Precision and beauty of enunciation are much assisted by habitual practice of the graduated series of all the tones from the keynote to its octave. Do not sing when you are reading, but, in order to read well, first learn to sing; otherwise your reading will be flat and monotonous, without light and shade, instead of being fresh, richly modulated, and melodious.
The next requirement of good reading is to learn the relative value of the letters, and the right handling of the syllables, of which words are composed.
This study is both interesting and attractive, for, as Plato observes, letters themselves have a clear significance. The letter r is expressive of motion, the letters d and t of binding and rest, the letter l of smoothness, n of inwardness, the letter e of length and the letter o of roundness.[2] Letters run in families, and each family has its own characteristic significance of sound. Some letters belong to the lips, others to the throat, others employ the whole mouth. Vowels and final consonants are the letters which demand most care and support in good reading. For the most part, vowels should be rich and full, and the final consonant well sustained.
[2] Cf. Jowett's Plato, I. 311.
If letters in themselves are expressive and significant, collocations of letters in syllables and words are clearly more significant still. "By various degrees of strength or weakness, emphasis or pitch, length or shortness, they become the natural expressions both of the stronger and the finer parts of human feeling and thought." To read well, therefore, it is necessary to give intelligent and ready heed to the relative weight of words, to notice whether consonants are massed together to increase their density, or vowels are freely interspersed to leaven and make them light. True enunciation largely depends on a careful study of the natural formation of words and a right appreciation of the proportionate value of their several syllables.
Reading, however, is frequently spoiled by pedantry and exaggerated minuteness. In seeking to avoid slovenliness readers often fall into foppery. Good reading goes at an easy pace, it is neither too fast nor too slow; it neither counts the letters nor omits them, neither jumbles syllables together nor anatomises words. The good reader reads so that intelligent listeners can spell his words, but he does not read as if spelling them himself. He avoids the extremes both of negligence and nicety, and constantly remembers that whatever is overdone is badly done. Avoid ostentation. No rule in reading is more fundamental than this.
Near akin to ostentation is the taint of false and histrionic emphasis. Colourless reading, bad though it be, is better than tawdry reading. Especially in all reading of a religious or sacred character should affectation and dramatic artifices be reverently avoided.
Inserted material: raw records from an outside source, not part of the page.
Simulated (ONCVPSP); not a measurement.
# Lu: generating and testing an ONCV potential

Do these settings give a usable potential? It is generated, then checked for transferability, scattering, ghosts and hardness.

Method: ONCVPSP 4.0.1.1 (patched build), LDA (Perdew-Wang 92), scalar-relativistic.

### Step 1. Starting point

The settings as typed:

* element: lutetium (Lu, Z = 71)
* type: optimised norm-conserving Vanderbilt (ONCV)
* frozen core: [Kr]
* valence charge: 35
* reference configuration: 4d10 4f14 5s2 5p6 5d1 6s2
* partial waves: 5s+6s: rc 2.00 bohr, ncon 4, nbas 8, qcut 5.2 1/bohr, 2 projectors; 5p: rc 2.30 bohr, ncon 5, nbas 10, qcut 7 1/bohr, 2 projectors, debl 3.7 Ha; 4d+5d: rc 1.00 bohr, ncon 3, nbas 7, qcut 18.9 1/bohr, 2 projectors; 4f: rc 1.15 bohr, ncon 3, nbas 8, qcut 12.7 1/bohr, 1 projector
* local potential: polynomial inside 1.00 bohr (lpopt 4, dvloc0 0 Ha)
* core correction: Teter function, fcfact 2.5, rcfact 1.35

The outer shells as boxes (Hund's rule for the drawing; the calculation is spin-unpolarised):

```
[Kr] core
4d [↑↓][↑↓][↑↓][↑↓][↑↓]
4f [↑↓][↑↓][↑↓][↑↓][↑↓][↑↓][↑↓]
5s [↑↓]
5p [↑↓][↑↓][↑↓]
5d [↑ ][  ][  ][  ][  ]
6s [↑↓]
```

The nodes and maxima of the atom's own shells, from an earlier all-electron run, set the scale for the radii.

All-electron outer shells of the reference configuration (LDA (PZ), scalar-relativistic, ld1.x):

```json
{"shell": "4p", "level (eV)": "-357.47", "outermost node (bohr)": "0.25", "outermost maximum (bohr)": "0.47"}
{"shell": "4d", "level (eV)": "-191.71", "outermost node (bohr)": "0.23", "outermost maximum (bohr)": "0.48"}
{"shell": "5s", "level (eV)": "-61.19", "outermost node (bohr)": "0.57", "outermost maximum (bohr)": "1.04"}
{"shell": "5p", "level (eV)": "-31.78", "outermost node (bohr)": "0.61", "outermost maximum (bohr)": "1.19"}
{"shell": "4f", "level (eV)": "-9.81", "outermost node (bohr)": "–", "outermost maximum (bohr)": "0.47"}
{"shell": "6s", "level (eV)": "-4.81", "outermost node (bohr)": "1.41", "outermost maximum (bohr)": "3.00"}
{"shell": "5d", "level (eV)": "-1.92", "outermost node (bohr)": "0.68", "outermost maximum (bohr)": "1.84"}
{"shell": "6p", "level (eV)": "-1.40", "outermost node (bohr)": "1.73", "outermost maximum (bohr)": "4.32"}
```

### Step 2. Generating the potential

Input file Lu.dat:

To read the Bible in church as if playing a part on the stage is as inappropriate and irreligious as to read like one in haste to catch a train.
Each kind of subject demands its own proper style in reading. Prose should not be read like poetry; nor all kinds either of prose or poetry alike. As in writing, each species should be dressed in language from its own wardrobe; so in reading, each several kind should receive its own appropriate tone, and travel at its own appropriate speed. To read everything alike is to read nothing—or at most only one thing—well.